IU education expert: Few surprises from Nation's Report Card results

  • Oct. 28, 2015

FOR IMMEDIATE RELEASE

BLOOMINGTON, Ind. -- The 2015 National Assessment of Educational Progress scores released today offer few surprises, said an Indiana University School of Education professor who studies national and international assessment results. Scores for Indiana students did not change significantly from the last assessment in 2013, while nationwide scores declined in some areas.

Peter Kloosterman, the Martha Lea and Bill Armstrong Chair for Teacher Education and a professor of mathematics education, noted that overall results continue to show little change, suggesting steps taken under the 2001 No Child Left Behind Law have had little impact on scores.

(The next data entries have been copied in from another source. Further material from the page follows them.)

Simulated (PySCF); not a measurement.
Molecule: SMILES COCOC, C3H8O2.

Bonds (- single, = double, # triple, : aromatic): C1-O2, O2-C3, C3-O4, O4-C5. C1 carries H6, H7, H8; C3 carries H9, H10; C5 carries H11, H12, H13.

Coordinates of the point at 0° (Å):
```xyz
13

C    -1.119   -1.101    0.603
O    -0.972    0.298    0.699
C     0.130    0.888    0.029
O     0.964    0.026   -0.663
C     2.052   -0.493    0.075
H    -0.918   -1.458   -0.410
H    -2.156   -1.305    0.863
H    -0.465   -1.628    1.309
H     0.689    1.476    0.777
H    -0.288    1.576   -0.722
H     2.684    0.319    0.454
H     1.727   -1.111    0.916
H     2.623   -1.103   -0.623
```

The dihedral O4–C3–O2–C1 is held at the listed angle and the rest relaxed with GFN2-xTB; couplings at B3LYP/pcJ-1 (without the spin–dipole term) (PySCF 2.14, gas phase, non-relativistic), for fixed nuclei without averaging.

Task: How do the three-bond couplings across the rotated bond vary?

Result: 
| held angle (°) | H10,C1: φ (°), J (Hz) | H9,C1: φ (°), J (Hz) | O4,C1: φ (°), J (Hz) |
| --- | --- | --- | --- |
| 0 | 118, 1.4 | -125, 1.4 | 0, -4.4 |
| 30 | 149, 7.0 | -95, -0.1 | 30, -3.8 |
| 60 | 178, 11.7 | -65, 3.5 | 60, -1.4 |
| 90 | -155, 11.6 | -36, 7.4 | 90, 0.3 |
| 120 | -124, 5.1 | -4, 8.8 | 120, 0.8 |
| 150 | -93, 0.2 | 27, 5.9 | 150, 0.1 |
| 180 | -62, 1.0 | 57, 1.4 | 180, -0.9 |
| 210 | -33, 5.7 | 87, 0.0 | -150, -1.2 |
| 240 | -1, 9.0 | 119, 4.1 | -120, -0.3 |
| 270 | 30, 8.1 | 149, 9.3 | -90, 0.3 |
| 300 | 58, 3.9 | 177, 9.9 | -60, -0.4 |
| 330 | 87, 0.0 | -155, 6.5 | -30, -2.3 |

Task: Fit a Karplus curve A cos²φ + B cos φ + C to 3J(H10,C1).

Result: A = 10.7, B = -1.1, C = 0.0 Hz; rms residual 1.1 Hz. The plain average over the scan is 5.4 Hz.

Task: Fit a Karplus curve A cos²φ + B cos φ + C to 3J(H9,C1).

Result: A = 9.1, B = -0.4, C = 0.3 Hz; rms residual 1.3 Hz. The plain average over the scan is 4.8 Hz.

“Certainly the lack of gain in the last 10 years suggests the accountability measures haven’t helped,” he said. “If there were gains from that, we would be seeing them now, and we’re not.”

Another factor that could be holding back progress: a slow recovery for schools and families from the recession of 2007-09. “Funding for schools and the economic well-being of families has a substantial impact on how well students do,” Kloosterman said.

The National Assessment of Educational Progress, commonly called NAEP and referred to as the Nation’s Report Card, is a national assessment of what America's students know and can do in various subject areas. Math and reading tests are given in odd-numbered years to samples of students in all states.

While experts warn against drawing conclusions from year-to-year changes in the scores, the results are closely watched for state comparisons and signs of learning gains and losses.

In today’s national results, 2015 scores for eighth-grade students were lower than 2013 scores in both math and reading; scores for fourth-graders were lower in math and unchanged in reading.

Indiana eighth-graders saw a 1-point drop in math and a 1-point gain in reading, while Indiana fourth-graders saw a 1-point drop in math and a 2-point gain in reading. None of those changes were considered statistically significant given the relatively small sample of Indiana test-takers.

Scores for Indiana students continued to be at or above national averages. “And actually, given the income levels in Indiana, that’s pretty good,” Kloosterman said.

In 2013, Indiana got attention for a significant jump in NAEP scores for its fourth-grade students. Kloosterman said that was almost certainly a result of a state policy that called for schools to retain students in the third grade if they didn’t pass a standardized reading test. That meant the lowest-scoring students were held back and were not included in the fourth-grade testing sample.

In math, students across the U.S. have made significant progress since NAEP began in the early 1990s, improving by about two grade levels for fourth-graders and nearly that much for eighth-graders, according to Kloosterman’s analysis.

“But almost all of that gain was from 1990 to 2005,” he said. “There’s been very little gain since then.”